Times Leaves a Lot Out of Columbia Professor's Bar Fight

In a story about a black professor allegedly hitting a white colleague in a bar while discussing "white privilege," the Times manages to leave out both the black-white issue and the "white privilege" part.

Lisa Foderaro left some things out of her brief Metro section story on an alleged assault by a Columbia University professor against a colleague at a campus bar, "Assault Charges For a Professor In a Bar Dispute."

A Columbia University professor has been charged with assault and harassment after an another Columbia employee accused him of punching her in the eye at a Morningside Heights bar Friday night.

The professor, Lionel McIntyre, 59, was arrested on Monday, three days after the confrontation. According to a police report, Professor McIntyre and Camille Davis, a theater production manager in the university's School of the Arts, were having a discussion that "escalated in a verbal dispute," and Mr. McIntyre punched Ms. Davis in the eye.


This is as close as the Times got to the meat of the matter:

The encounter happened in Toast, a popular, noisy bar and restaurant on Broadway north of campus, where the chatter often runs to current events and politics. Professor McIntyre liked to engage fellow patrons on the subject of race, according to one regular customer, Daniel Morgan, who considers himself a close acquaintance of both Professor McIntyre and Ms. Davis.

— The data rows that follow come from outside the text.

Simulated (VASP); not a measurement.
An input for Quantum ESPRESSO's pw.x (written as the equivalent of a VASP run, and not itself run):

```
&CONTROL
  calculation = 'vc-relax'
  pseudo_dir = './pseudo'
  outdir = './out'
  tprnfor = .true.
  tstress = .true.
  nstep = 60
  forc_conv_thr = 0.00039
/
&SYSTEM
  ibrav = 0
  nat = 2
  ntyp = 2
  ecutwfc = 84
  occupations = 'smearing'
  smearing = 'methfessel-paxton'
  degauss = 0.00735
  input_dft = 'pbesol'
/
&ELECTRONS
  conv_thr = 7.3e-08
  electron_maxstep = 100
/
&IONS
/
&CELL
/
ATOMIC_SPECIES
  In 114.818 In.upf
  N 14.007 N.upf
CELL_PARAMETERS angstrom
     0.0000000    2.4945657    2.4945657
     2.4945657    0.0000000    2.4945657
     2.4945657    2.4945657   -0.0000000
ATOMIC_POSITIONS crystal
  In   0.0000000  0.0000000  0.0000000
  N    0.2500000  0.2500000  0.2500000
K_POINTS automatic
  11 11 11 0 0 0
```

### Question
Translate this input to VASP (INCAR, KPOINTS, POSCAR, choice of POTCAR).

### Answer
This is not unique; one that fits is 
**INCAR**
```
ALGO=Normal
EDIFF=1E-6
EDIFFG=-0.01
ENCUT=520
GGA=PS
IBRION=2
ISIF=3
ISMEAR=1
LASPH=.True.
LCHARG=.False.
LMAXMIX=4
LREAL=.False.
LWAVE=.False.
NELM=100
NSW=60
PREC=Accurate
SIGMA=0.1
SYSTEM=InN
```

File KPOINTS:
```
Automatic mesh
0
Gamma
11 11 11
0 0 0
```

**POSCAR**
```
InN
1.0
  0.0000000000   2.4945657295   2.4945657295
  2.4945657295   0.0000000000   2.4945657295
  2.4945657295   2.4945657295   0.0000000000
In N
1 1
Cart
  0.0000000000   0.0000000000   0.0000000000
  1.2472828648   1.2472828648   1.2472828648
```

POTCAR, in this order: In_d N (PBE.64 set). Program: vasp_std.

The Times' blandishment left out a couple of salient points. By contrast, New York magazine got to the heart of the matter without regard to liberal sensitivities:

Apparently McIntyre, who is black, and Camille Davis, a white theater production manager, got into a heated debate about "white privilege" at Toast, a Columbia-area bar. McIntyre, who often engages bar patrons in uncomfortable debates, first shoved Davis. When someone tried to break it up, McIntyre punched Davis.